In a data-driven organization, choosing the right Database or Database Management System (DBMS) is one of the most critical decisions to support end-user requirements. Choosing a DBMS system shouldn’t be neglected and all options should be investigated - from more traditional systems, like SQL, to less rigid ones, like NoSQL, or hybrid versions with a multi-model database. This article supports the database paradigm decision process by supplying four tracks to create an analogous data model to the reflect reality. 

Avoid a lock-in choice

We can save time and money by avoiding a lock-in choice. Requirements may change as priorities and solutions evolve over time. As architects, we are driven by our understanding of the problem we are looking to solve. This vision is limited to the actual knowledge and will require iteration to deliver the final solution. Blocking the development until a holy grail is found is usually not feasible. It can even be counterproductive due to missed end-user feedback collected during feedback loops. A layered approach, based on abstraction, can prevent loosely coupled business logic and storage. The database should become a detail which supports the data model and the reflection of reality. The data model is more significant than the DBMS system. Having a database that serves the data model is fundamental (Martin, 2018).

DBMS migration and code refactoring is always possible but can take a lot of effort. Making sure rights decisions are taken in time and well-architected solutions are set up by respecting guidelines and frameworks can be a crucial step towards the success of a project.

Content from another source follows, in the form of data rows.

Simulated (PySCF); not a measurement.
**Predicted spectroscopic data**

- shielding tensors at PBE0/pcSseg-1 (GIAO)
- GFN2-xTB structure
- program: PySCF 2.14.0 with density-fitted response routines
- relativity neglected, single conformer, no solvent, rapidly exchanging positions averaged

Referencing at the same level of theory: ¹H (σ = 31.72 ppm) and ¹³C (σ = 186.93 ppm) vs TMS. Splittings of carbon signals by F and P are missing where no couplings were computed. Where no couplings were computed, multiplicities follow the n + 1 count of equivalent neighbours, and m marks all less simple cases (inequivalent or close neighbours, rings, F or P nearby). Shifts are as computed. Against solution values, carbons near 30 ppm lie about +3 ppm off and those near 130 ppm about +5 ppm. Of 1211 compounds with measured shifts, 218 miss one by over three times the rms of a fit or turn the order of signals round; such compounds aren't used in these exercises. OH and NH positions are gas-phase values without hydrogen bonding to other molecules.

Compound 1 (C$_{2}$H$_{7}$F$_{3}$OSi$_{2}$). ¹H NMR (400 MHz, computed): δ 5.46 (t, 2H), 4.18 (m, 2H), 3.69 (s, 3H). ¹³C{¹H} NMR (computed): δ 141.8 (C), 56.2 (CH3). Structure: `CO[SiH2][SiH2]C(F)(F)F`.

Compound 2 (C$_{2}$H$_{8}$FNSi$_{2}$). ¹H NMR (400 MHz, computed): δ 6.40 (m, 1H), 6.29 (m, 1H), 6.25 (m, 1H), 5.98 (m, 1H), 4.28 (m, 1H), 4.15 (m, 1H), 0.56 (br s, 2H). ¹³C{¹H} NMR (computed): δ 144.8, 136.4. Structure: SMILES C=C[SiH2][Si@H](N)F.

ACID, BASE, or something else? Going over stereotypes

Choosing a DBMS to follow the (Atomicity, Consistency, Isolation, Durability) or BASE (Basic Availability, Soft-state, and Eventual consistency) principle should not limit your choice. While these principles give you a sign about the system’s main concern, mitigation can be put in place to reduce their impact on your data. Database systems are generally split into two categories, relating to the SQL (Structured Query Language) language to interface with those and NoSQL or “not only SQL” for all database systems where the relation is not the only concern. Both types of systems had their advantages and disadvantages until the concept of multi-model polystore appeared, which found a compromise to query and integrate multiple, heterogeneous, storage engines. The first type follows ACID principles where the main concern is to keep data consistent. Meanwhile, “not only SQL” (NoSQL) stores data in other types of storage than relational tables. Different data models can be found under the NoSQL umbrella. Most known are key-value stores, column-oriented stores, document-oriented stores, or graph databases and follow BASE principles. The NoSQL main concern is to retrieve and quickly store data. A polystore consists of multiple data stores with a heterogeneous storage engine that is integrated across all systems. Two examples can be given, such as BigDAWG or Typhon Polystore. The advantage of a polystore instead of hybrid storage is the possibility to make existing data models in a paradigm communicate with a unified interface. Does this mean polystore follows ACID and BASE principles? Polystore relies on underlying principles, meaning different principles can co-exist in case several types (SQL and NoSQL) need to be used simultaneously. Most of the time, the overall system inherits its approach from the least restrictive principles, BASE, for multi-model stores.

“There is no data model in a NoSQL database”

Having an implicit data model does not mean having no data model. Both SQL and NoSQL have a data model behind their data. Relational databases have an explicit schema declaration before ingesting data into their systems. In contrast, NoSQLs have an implicit data model. A clear structure can be recognized by looking at the data from a meta point of view (Kleppmann, 2021). Neither option should affect DBMS selection. Data can be stored in all systems but constraints on data are not the same from one system to another.

The cloud, a disruptive element

Tech giants have disrupted the market by offering scalable cloud services. Even if - in theory - DBMS respective principles stay the same in a cloud environment, cloud solutions have pushed boundaries back by enabling trivial scaling. The transfer from an upfront investment paradigm to a pay-as-you-go approach has reduced the cost weight in the total cost of ownership of a solution. Owning DMBS and/or scaling a DBMS makes it possible to perform more complex querying later. Limitations like reducing to the minimum the number of joins on a SQL query have now less impact than before on the data model. Cloud solutions have also trivialized multi-model databases. The engine can store diverse types of data like Cosmos DB (Azure). Boundaries have been pushed but not removed, limitation of system still exists and choosing the right DBMS is still a fit-for-purpose exercise. 

Not ‘one size fits all’

There is no DBMS that can cover all use cases. From ideas to business requirements, to applications, to technology, all are designed to serve end-users. It’s possible to avoid making costly errors by loosely coupling the data model with the DBMS, choosing an explicit or implicit data model, and using cloud capabilities, but in the end it’s still a trade-off between advantages and disadvantages and it will be for a long time.


1° Robert C. Martin, Clean Architecture: A Craftsman’s Guide to Software Structure and Design, p 277-283, 2018, Person Education

2° Martin Kleppmann, Designing Data-Intensive Application, p63, 2021, O’Reilly


Author: Sébastien Marbehant